Skip to content

Spark 2.0 Architecture

Awantik Das edited this page Mar 17, 2017 · 8 revisions

spark-arch

The three overriding themes of the Apache Spark 2.0 release surround performance enhancements (via Tungsten Phase 2), the introduction of structured streaming, and unifying Datasets and DataFrames.

Unifying Datasets and DataFrames

The goal for datasets was to provide a type-safe, programming interface. This allowed developers to work with semi-structured data (like JSON or key-value pairs) with compile time type safety (that is, production applications can be checked for errors before they run). Part of the reason why Python does not implement a Dataset API is because Python is not a type-safe language.

datasets & dataframes

The Dataset API provides a type-safe, object-oriented programming interface. Datasets can take advantage of the Catalyst optimizer by exposing expressions and data fields to the query planner and Project Tungsten's Fast In-memory encoding. But with DataFrame and Dataset now unified as part of Apache Spark 2.0, DataFrame is now an alias for the Dataset Untyped API. More specifically:

DataFrame = Dataset[Row]

unified

Introducing SparkSession

  • Older ways - SparkConf, SparkContext, SQLContext, and HiveContext to execute your various Spark queries for configuration, Spark context, SQL context, and Hive context respectively.
  • The SparkSession is essentially the combination of these contexts including StreamingContext.

For example, instead of writing:

df = sqlContext.read.format('json').load('py/test/sql/people.json')

New way,

  • df = spark.read.format('json').load('py/test/sql/people.json')
  • df = spark.read.json('py/test/sql/people.json')
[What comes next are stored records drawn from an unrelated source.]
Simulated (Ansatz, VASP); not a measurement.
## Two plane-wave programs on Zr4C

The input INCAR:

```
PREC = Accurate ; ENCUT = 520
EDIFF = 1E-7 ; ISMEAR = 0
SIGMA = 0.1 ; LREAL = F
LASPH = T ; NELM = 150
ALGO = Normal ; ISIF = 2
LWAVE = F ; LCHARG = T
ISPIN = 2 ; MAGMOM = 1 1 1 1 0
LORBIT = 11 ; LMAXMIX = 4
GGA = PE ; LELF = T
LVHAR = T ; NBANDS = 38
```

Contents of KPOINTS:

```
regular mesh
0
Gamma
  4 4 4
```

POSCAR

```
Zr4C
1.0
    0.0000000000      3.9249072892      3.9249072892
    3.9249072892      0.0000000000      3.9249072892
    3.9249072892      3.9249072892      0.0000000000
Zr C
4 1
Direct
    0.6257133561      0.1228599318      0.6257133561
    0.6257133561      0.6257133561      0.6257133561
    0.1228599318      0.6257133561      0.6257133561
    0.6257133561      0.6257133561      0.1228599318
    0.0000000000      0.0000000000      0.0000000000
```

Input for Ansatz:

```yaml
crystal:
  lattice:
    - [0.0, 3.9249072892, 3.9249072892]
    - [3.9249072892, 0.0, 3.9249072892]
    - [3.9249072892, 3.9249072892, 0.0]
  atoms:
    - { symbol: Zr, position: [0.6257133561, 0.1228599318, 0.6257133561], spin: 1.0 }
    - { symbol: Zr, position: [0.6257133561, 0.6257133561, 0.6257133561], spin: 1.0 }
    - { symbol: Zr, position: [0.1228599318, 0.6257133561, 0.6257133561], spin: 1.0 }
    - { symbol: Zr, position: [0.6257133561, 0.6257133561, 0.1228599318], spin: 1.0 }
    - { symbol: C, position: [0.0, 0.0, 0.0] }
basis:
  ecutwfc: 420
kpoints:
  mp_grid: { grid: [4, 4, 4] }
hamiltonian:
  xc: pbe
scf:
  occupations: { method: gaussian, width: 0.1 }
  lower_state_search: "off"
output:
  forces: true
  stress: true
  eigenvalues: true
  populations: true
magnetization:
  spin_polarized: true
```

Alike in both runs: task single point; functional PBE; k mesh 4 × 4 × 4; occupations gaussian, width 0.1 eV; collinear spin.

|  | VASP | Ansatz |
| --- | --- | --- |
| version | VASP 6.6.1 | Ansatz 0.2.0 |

The SparkSession is now the entry point for reading data, working with metadata, configuring the session, and managing the cluster resources.

Tungsten phase 2

  • Memory Management and Binary Processing: Leveraging application semantics to manage memory explicitly and eliminate the overhead of the JVM object model and garbage collection
  • Cache-aware computation: Algorithms and data structures to exploit memory hierarchy
  • Code generation: Using code generation to exploit modern compilers and CPUs

tungsten

Structured Streaming

  • While streaming is powerful, one of the key issues is that streaming can be difficult to build and maintain. While companies such as Uber, Netflix, and Pinterest have Spark Streaming applications running in production, they also have dedicated teams to ensure the systems are highly available.

a

  • Therefore, to simplify Spark Streaming, there is now a single API that addresses both batch and streaming within the Apache Spark 2.0 release. More succinctly, the high-level streaming API is now built on top of the Apache Spark SQL Engine. It runs the same queries as you would with Datasets/DataFrames providing you with all the performance and optimization benefits as well as benefits such as event time, windowing, sessions, sources, and sinks.

Deployment : Continuous applications

deployment

Build end-to-end continuous applications, in which you can issue the same queries to batch processing as to real-time data, perform ETL, generate reports, update or track specific data in the stream.